Reply:The flap wheel will not leave it clean enough for welding. Does not matter if it is brand new. Use the stainless "toothbrush".Also, a stainless wire cup on a grinder or wire wheel on a pedestal grinder will not do it. Elbow grease and a stainless brush is your friend. Unless I missed it, have you confirmed the alloy you are using yet? I think the cleaning is your main problem. Get clean, get full penetration, and then start looking at metallurgy if it's still jacked up. Knowing what you have is 50% of the battle. Cleaning is about 40 of the remaining 50%
Reply:Your right in thinking that the material is clean enough, for those who keep on suggesting he needs to clean his material properly then you fail to see what is really going on here. It might not be the 100% correct way to do it, but is sufficient for what the OP is trying to accomplish.The part of the puzzle your missing is the cleaning action provided by the welding arc. In AC current the EP portion of the sine wave bombards the part with ions which help to remove the oxides that readily form on the surface of aluminum. These oxides have a melting temperature of 3600F compared to the aluminum which is somewhere between 900-1200F. If you can imagine it would be like trying to weld water balloons together, underneath the material is molten and fluid but on the surface there is a skin that prevents the 2 pieces from truly flowing together. So to circumvent this problem you have 2 options. Either running a backing strip of some kind (not going to work with this diameter tubing) or to use a backpurge as the shielding gas will help protect the molten metal and aide in wetting action, allowing the 2 pieces to flow together.Because of the difficulty of getting a consistent weld and the fact that in many joints you are not going to be able to get a good back purge I would seriously recommend that you look to steel for the chassis design.Have we all gone mad?

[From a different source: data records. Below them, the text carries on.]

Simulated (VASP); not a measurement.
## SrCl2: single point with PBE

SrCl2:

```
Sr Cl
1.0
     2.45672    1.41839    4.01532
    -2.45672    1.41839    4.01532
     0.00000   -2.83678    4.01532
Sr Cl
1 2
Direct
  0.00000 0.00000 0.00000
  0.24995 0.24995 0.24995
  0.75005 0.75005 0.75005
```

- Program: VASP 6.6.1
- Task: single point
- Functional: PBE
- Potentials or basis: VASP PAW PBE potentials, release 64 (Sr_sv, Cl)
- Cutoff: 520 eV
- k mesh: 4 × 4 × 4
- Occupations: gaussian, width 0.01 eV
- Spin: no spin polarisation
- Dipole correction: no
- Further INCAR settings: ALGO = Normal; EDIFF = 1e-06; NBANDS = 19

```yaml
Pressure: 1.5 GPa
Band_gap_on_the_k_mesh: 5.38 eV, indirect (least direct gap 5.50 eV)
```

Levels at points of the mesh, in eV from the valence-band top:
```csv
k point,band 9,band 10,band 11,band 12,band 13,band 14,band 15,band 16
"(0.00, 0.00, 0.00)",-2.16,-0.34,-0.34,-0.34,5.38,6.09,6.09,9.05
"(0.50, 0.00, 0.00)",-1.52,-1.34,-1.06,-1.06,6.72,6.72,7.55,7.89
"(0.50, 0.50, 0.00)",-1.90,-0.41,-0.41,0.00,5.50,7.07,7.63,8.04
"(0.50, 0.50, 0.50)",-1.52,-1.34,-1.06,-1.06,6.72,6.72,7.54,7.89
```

Reply:Scott,Get yourself some flat coupons of similar thickness to your tube wall.Do butt welds til you get your heat/travel speed down to where you're getting good penetration. Much easier to see on this type weld.Then move on to t joints. Here you'll see that more heat (direction of the arc) is directed at the horz. piece than the vert. piece. Form your puddle on the horz. and wick the puddle up to the vertical piece as you add filler. Practice these welds til they become second nature.THEN, move on to the tubing.You're trying to master too many things at one time, and not doing any of them well.Also, and as has been suggested, if you're not going to heat treat the frame (which is highly unlikely) you're better off switching to 5356 filler.Similar welds to what you're trying to do are done every day in the marine fab business. I'm thinking weight is a major factor in your "design" and that this "vehicle" will be for design purposes only and not driven on the road.The welds you're looking for can be plenty strong, but not until they're done properly.Syncro 250 DX Dynasty 200 DXMM 251 w/30A SG XMT 304 w/714 Feeder & Optima PulserHH187Dialarc 250 AC/DCHypertherm PM 1250Smith, Harris, Victor O/ASmith and Thermco Gas MixersAccess to a full fab shop with CNC Plasma, Water Jet, etc.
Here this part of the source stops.